In May of last year, residents of Albion stepped into the voting booth.
On their ballots, they saw this question:
"Shall Albion Public Schools be annexed to Marshall Public Schools to be effective July 1, 2016?"
This story is part two of UN/DIVIDED, a three-part series from Michigan Radio
In the months leading up to the vote, this question divided the city in a way Jontaj Wallace had never seen before.
“Like, you would drive through here and you would see signs pro-annexation and anti-annexation. All this other stuff,” he says.
Wallace has spent his whole life in this city. He grew up just a few miles from Albion College. Now, he’s a sophomore there, studying music education.
Wallace says this community has always felt like a big, extended family. But last year, the question of whether the Marshall district should annex Albion’s schools divided the city, and Wallace saw his tight-knit family start to fray.
“Like, any time of the day you will see like attacks on social media. You will see people who had known each other for years, like friends for years, just because of this one thing stop talking to each other,” says Wallace. “Like, in public! In grocery lines, in restaurants.”
The vote to close Albion’s school system was more than a year ago.
But the story of why it closed starts a lot further back.

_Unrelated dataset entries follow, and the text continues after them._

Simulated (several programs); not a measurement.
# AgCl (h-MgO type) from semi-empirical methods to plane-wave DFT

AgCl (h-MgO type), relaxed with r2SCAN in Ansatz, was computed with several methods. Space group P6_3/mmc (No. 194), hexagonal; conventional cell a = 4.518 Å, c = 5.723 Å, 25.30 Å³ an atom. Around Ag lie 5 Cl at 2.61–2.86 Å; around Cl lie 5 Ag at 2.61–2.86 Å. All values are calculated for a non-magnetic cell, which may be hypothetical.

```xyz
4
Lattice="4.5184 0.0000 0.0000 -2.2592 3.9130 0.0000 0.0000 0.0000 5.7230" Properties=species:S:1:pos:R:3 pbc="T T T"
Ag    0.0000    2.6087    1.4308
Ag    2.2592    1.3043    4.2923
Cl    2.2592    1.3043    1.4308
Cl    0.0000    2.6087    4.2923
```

So how did Albion Public Schools get to the point of annexation in the first place?
Advocating against annexation
Albion City Council member Sonya Brown lives on a quiet street. It’s lined with big trees and lots of ranch-style houses.
Brown has lived in Albion for most of her life, and she says there is just something special about this city.
“It’s just rich in diversity. I mean, we have our issues, every community does, but at the end of the day, there’s a richness here that you won’t find anywhere else,” she tells me.
At one end of Brown’s city council precinct is Irwin Ave. It’s a street with stately houses and manicured lawns. At the other end is a public housing complex.
Brown spent hours walking around her neighborhood in the months leading up to annexation, knocking on door after door and urging her neighbors to vote no.
She says when she was growing up, Albion’s schools were the glue that held this diverse community together.
“So we all grew up together, no matter how much money you had or where you lived. We all grew up together and we all knew each other,” Brown explains.
The schools were where everyone mingled: Rich and poor, black and white. But at some point, that started to change. And for all of the controversy over annexation, there is one thing that everybody seems to agree on.
The fate of Albion Public Schools can mostly be traced back to one thing: schools of choice.
A district in distress
Jerri-Lynn Williams-Harper took over as superintendent of Albion Public Schools in 2012.
She says it was immediately clear to her what was to blame for the district’s concentrating poverty and ever-tightening budget.
“School of choice in the state of Michigan, and as it happens many places, really starts with white flight. And so that's what we had,” she says.
In the district's last year, 96% of students got free and reduced lunch.
Albion, like many cities across Michigan, has a large number of students who live in the city, but attend a different school district. That’s because more than 20 years ago, Michigan passed a law that changed how students chose schools.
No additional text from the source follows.